It's been a while since I had to do any Mathematica programming and it
shows! I am trying to implement an econometric procedure in Mathematica, and
while it works, I'm having problems making it efficient enough to be usable
with larger datasets on a desktop computer.
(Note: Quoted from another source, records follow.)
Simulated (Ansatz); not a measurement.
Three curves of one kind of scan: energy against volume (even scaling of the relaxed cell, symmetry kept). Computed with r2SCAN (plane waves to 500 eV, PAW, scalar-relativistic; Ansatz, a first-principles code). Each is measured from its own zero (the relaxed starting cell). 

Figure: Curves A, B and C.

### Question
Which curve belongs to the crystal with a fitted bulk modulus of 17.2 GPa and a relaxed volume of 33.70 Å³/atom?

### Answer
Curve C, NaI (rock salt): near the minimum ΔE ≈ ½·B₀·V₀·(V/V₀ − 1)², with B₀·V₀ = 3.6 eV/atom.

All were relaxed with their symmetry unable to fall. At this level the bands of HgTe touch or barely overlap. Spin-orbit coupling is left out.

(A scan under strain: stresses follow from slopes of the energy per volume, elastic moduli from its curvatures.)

I won't bore you with the details of the rest of the procedure. Judicious
use of TimeUsed[] shows that the two commands within the function that take
the most time are the following ones. Each of these commands takes 10-20
seconds on tensors of the required size (say 400*7*100), which is not ideal
as the econometric procedure requires doing the whole thing more than 1000
times. If anyone could make some suggestions on making this more efficient,
I'd be very grateful.

The first is:

Transpose[
Join[Transpose[#1],Transpose[#2]]]&,{KroneckerProduct[{#},Inn]&/@
Transpose[Vmat],KroneckerProduct[{#},Inn]&/@zbar }];
(* where Inn is just a conformable IdentityMatrix, Vmat and zbar are
matrices *)

That is, I have two 3D tensors that I need to join at the second level: one
is Tj*h*p and the other is Tj*h*q, so I should end up with a Tj*h*(p+q)
result.  Note that AppendRows from the MatrixManipulation package is about
fifty times slower than Transpose[Join[Transpose -- I've checked. I tried
Zk=With[{bit1=KroneckerProduct[{#},Inn]&/@Transpose[Vmat],
bit2=KroneckerProduct[{#},Inn]&/@zbar },
Table[Transpose[ Join[Transpose[bit1[[i]],
Transpose[bit2[[i]] ]]],{i, Length[bit1]}]];
But this gives pretty much the same speed and memory requirements.

The second problem command is
Do[zSz= zSz+ TZk[[i]].izk[[i]];,{i,Tj}] ;  (* where TZk =
Transpose[Zk,{1,3,2}]  and izk is a 3D tensor with conformable elements *)

So here I have two 3D tensors and I need the element-by-element sum of the
dot products of the corresponding (matrix) elements from each tensor. I
originally tried a Plus @@ MapThread[] construct but the memory requirements
were so enormous the kernel kept quitting (I'm using a Mac G4 with Mac OS
9).

KroneckerProduct is just the one given in the Mathematica book:
KroneckerProduct[a_?MatrixQ,b_?MatrixQ]:=BlockMatrix[Outer[Times,a,b]]